The super unprecedentedly ginormous Building Back Better bill is widely advertised as costing $3.5 trillion – and I think we’d all love to hear just a few hundred more times how Senator Joe Manchin won’t stand for it, wouldn’t we? But that number is spread over 10 years. In 1 year it’s $0.35 trillion, otherwise known as $350 billion.
That bill is dependent on and determines what happens to the other of the two super important dramatic and Big-News bills you’ve heard about, namely the $1 trillion infrastructure bill. It’s also a number spread over 10 years. The annual infrastructure spending in the bill amounts to $0.1 trillion or $100 billion a year.
I don’t think I’ve transformed the numbers above into SMALL numbers. Worlds of good or ill could be done with that sort of money. My concern is that there is a third bill moving through Congress right now that’s bigger than the other two, and you’ll hear next to nothing about it from “news” sources. It’s a bill to fund a portion of U.S. military spending — about 3/5 of military spending in fact — and its current price tag is $768 billion spread all the way across one single year.

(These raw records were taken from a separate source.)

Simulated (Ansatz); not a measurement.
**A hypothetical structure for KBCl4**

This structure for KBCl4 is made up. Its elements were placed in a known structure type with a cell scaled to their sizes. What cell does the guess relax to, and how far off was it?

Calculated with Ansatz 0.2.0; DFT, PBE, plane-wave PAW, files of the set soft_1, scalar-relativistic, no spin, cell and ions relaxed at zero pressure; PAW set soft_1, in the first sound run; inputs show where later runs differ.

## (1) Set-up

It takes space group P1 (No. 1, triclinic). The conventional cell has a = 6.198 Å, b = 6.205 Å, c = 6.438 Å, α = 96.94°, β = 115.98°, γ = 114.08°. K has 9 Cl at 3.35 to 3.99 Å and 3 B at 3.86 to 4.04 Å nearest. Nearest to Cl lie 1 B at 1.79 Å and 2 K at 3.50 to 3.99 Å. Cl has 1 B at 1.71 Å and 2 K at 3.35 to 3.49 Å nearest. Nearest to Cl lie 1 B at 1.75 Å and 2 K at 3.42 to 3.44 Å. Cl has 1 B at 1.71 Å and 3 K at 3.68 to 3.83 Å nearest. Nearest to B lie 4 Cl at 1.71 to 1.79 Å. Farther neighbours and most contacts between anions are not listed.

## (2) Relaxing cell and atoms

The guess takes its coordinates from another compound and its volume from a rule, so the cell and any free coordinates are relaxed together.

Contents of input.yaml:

That’s right, the unremarkable, or at least unremarked upon, expense of more wars and war preparations — significantly increased even while telling the UN that the United States is no longer at war — is well over twice the expense of Building Back Better. Kind of makes you wonder how much better the building back is going to be when an institution dedicated to killing and destroying is so much more heavily supported. The war funding (even eliminating all press conferences on ongoing wars) is 170% of Building Back Better and the Infrastructure Extravaganza combined. And it’s not mentioned.
Do you ever wonder whether Havana Syndrome might be real but might be something that afflicts media outlets rather than human beings?
It looks like the final military bill is going to for the first time ever require that all women upon turning 18 sign up to be forced against their will to kill and die in wars via the next draft. That women can volunteer for the military this week (and have been able to for decades now) is somehow erased from human knowledge so that the possibility that by next week they may be registered to be dragged into wars against their will can be a happy feminist progress story. But even this lovely development doesn’t make the bill newsworthy.
It looks like the final bill might fund the creation of a monumental monstrosity of a new war memorial in the field of war memorials formerly known as the National Mall — this one to glorify the past 20 years of catastrophic murderous wars. How you can brag about finally ending wars while increasing the funding for more wars and even funding a monument to the wars mercifully being ended is a mystery. Except that it’s not a mystery; it’s accomplished by acting as if the smaller two of the three bills before Congress are HUGE and obsessing over them.
The United States has spent $21 trillion on militarism in the past 20 years and is on pace to spend more than that in the next 20. How anything else can be called big in the U.S. government is beyond me. This is not a government at all, but a war machine dressed up in a bit of domestic finery and the propaganda work of Big Brother’s Bakery — er, I mean, Build Back Better.
Not to fear, though, we’ve got the Progressives we can count on. Except that we can count on them to focus on the other two bills, to vote for an amendment to reduce military spending that they’re sure will fail, and to turn around and vote in large numbers for increased military spending regardless of whether their votes are even needed. Peace groups will cheer for the amendment attempt. Weapons dealers will cheer for the loyalty votes. And the media will obsess for months to come over two smaller bills.